Okay, I’m sure you guys are wondering why we keep asking about high rpm especially in the 300 kV range Most of us are working on long-range drones. The primary reason we keep hounding guys is due to a lack of high-voltage, low-amp ESCs aka, we need to work within the 25v-38v range at 0.5ah-1.5ah there are no esc that work within this range efficiently so due to this, we settle for 20ah esc, which are really inefficient we lose 200-300% because we are only using 5%-15% throttle instead of the normal 20%
Now, at the moment, I can get 24 grams per watts of thrust per watt. Most of my power losses are from ESCs, and at 34 grams per watt, it gets to the point with RC planes that we are actually having a stack of motors than it is to increase battery size, meaning with the right ratio of belt drive at 99% efficiency and stack running within the rpm range to lower back EMF. The wattmeter reads 44 grams per watt minus 20%, assuming I can get normal power losses from esc or foc
the outcome
Example 300 Wh/kg battery lets say you run 1.5kg glider whats better 300 watts = 1000g battery weight and a 50g motor that’s chewing 60 watts, making about 500g of thrust 5 hours runtime or glider of 1.5kg with a battery of 225 watts = 750g and stack of five motors 250g achieving 15w x 34 g/w = 510g of thrust with a runtime of 15 hours
Getting to the point of 34 grams per watt = unlimited range overnight solar plane. Now I know i am supposed to lose a bit power with esc but due to the low throttle, i am losing more than I should a lot more refer to image 1
Now the motor runs more efficiently at higher voltages The primary issue is that FOC is better suited to a voltage and amperage range than a ESC. that being said, how do I achieve this while minimising power waste
I need the best encoder for high rpm (1500 rpm-3000 rpm). also any issues i might run into
Does this run closed loop and open loop or just closed loop based on the wiring diagram? I only see closed loop ones, given the nature of what you’re using it for is robotics. I understand why you would not need to ask. if it’s only closed loop, I will need a sensor, probably a as5048a because of the higher speeds also if it does run both, is there a major efficiency difference between closed loop and open loop at higher speeds If so, keep in mind that based on the only data point I have of a similar motor, I have to assume that he was using a FOC device that was oversized, resulting in a similar throttle issue to the one I have with ESC, aka the FOC board was too big for the motor, given they do a very similar thing to an ESC in a different way. thats fine because this FOC is rated for 1a continuous use and 2.5a peak and the right voltage or two foc are very inefficient at high speeds or three user errors
Ideally i need someone with a 300-600 kV motor that’s running at 50%-80% of the FOC’s boards max wattage at high rpm (1500 rpm-3000rpm) I would need readings from a wattmeter after the FOC and before the FOC.

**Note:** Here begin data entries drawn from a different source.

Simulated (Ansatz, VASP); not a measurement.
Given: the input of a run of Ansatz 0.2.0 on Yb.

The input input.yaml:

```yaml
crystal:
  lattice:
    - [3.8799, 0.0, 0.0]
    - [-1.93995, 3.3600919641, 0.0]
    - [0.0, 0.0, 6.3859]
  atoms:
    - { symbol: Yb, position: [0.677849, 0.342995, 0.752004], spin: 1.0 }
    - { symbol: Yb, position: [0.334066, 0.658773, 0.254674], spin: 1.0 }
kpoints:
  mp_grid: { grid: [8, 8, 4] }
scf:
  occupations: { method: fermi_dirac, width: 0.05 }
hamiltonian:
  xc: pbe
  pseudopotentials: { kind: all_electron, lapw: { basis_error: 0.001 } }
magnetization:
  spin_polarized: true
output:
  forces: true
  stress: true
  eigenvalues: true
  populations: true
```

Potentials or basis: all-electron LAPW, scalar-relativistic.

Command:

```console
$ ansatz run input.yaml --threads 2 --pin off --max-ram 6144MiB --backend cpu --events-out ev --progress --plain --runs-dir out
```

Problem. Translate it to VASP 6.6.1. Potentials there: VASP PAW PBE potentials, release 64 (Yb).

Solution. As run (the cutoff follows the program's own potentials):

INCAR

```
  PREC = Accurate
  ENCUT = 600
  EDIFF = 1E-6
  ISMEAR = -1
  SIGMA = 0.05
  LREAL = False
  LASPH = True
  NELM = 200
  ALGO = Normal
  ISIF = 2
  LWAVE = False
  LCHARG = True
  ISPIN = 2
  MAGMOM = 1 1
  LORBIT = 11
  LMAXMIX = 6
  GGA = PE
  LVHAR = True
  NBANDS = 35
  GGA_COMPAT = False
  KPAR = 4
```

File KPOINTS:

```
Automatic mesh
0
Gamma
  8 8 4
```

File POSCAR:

in the end I am only using a foc because esc suck in terms sizing for long glider they use extremely small amounts of power
SimpleFOC Mini is just a driver board. You need a separate microcontroller to send PWM signals to it, and together with a position sensor you can create a closed loop system.
It doesn’t have current sense, so you will have to use voltage-based current limiting to reach high speed. That uses the measured rotor speed to estimate the back EMF and apply more voltage to counter it. It will probably be safe enough for flying, especially since DRV8313 has overcurrent protection. If your propeller hits an obstruction and stops instantly, you’ll get a pulse of high current that will probably trip the protection and shut it down, but your microcontroller can monitor the fault pin and reset the driver to try again. But you can probably achieve higher efficiency with current sense.
Another advantage of current sense is that you could try the flux observer. It uses the current sensors to interpret the rotor position, so you don’t need anything on the motor. I would be curious to see how its efficiency compares to using a position sensor.
I understand I have to use a microcontroller also with a close loop what are the efficiency gains I noticed a lot of people that are just using open loop and getting relatively high rpm based on my needs if I’m losing single digit percentages of power powering the sensor might not be worth it
Also the current sense you mentioned is it a factor of the foc mini doesn’t have it or is it a factor of it has to be paired with the right micro control like an esp32 instead Arduino the problem being I struggled to find this board as I said before I’m worried that using a board at a larger size at lower throttle will result in similar inefficiencies that I get with escs as they operate very similar ideally I want to use the board at about within its continuous operating range
FOC Mini doesn’t have it, and it’s generally impractical to add as a separate component. But you certainly could try without current sense and see how it does.
I don’t know if there are any readily available micro size boards with current sense. You could check with @rambros if he has any extras of his DRV8316 board you could buy.
I’m also plotting a design with MAX22213 and STM32G431KBU3 which is in the right ballpark.